Drilling on last hole in mine to begin later today

Published: Thursday, Aug. 23 2007 3:49 p.m. MDT

A movie theater marquis in Price reminds residents to pray for trapped miners in the Crandall Canyon Mine in nearby Huntington Canyon.

Jeffrey D. Allred, Deseret Morning News

HUNTINGTON — Drilling is scheduled to begin this afternoon for what may be the final attempt to reach six miners trapped in the Crandall Canyon Mine.

It comes after no signs of life were detected inside the last 8 5/8-inch hole to be drilled through a mountain, the federal Mine Safety and Health Administration said this afternoon.

"No pictures or air samples were obtained from bore hole No. 5 as the hole became plugged with mud," MSHA said in a brief statement this afternoon.

The sixth hole will be the final one, the mine's owner has said.

"This is the last hole," mine owner Bob Murray said Wednesday night. "If we don't find anybody in that hole, there is nowhere else that anyone ... would know where to drill anymore holes to try to find these trapped miners."

Rescuers are drilling 1,700 feet through a mountain to a cavern where the miners were last believed to be. The drill is expected to break through Saturday, and it may bring a heartbreaking and frustrating halt to the frantic search for trapped miners Don Erickson, Kerry Allred, Luis Hernandez, Brandon Phillips, Carlos Payan and Manuel Sanchez. The men may be entombed inside a mountain.

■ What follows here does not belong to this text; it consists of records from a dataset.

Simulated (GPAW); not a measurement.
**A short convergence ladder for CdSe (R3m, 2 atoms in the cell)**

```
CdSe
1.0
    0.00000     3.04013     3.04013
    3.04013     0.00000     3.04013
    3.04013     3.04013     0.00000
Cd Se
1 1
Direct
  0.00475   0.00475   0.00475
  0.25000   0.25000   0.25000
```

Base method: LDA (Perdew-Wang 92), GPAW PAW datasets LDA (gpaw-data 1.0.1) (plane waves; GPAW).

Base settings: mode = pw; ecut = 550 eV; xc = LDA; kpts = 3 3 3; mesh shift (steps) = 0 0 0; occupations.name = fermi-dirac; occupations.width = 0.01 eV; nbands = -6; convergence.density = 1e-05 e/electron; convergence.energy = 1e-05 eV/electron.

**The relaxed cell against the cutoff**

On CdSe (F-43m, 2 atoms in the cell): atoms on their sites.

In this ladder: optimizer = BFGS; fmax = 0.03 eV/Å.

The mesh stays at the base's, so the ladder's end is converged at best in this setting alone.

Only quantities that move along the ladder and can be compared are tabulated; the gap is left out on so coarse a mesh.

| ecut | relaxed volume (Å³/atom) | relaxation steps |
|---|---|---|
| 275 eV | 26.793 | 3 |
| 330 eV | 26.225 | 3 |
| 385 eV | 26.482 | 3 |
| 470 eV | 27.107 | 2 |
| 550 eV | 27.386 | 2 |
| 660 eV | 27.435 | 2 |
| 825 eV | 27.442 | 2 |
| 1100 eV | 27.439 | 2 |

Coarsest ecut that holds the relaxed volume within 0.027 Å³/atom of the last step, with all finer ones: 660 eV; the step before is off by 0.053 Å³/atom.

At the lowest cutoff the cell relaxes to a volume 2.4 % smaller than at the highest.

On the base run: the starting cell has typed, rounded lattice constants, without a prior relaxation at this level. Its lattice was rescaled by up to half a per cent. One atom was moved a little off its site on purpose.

Rescue efforts trudge along "until we're assured there's no life, and we can't get the folks," said Jack Kuzar, a regional director for MSHA.

A fifth hole that punched through 1,586 feet of mountain Wednesday went only 6 inches into the cavern before hitting a coal bed.

"It was within 6 inches of the roof. There was no one going to get in that area," Kuzar said Wednesday.

Air samples were being taken and a camera was lowered Wednesday night in an attempt to glean information about the miners' fate.

Four previous drilling operations have shown no sign of the miners, who have been trapped since a 3.9 magnitude seismic event collapsed the section of the mine where they were working Aug. 6. In addition, air samples taken from the drilled holes have shown that oxygen levels in those areas of the mine are insufficient to sustain human life.

Families react

Federal authorities met with some of the families of the trapped miners this morning. They left without commenting to reporters. The families have urged the rescue effort to continue and said they would ask Utah Gov. Jon Huntsman Jr. to exert some pressure.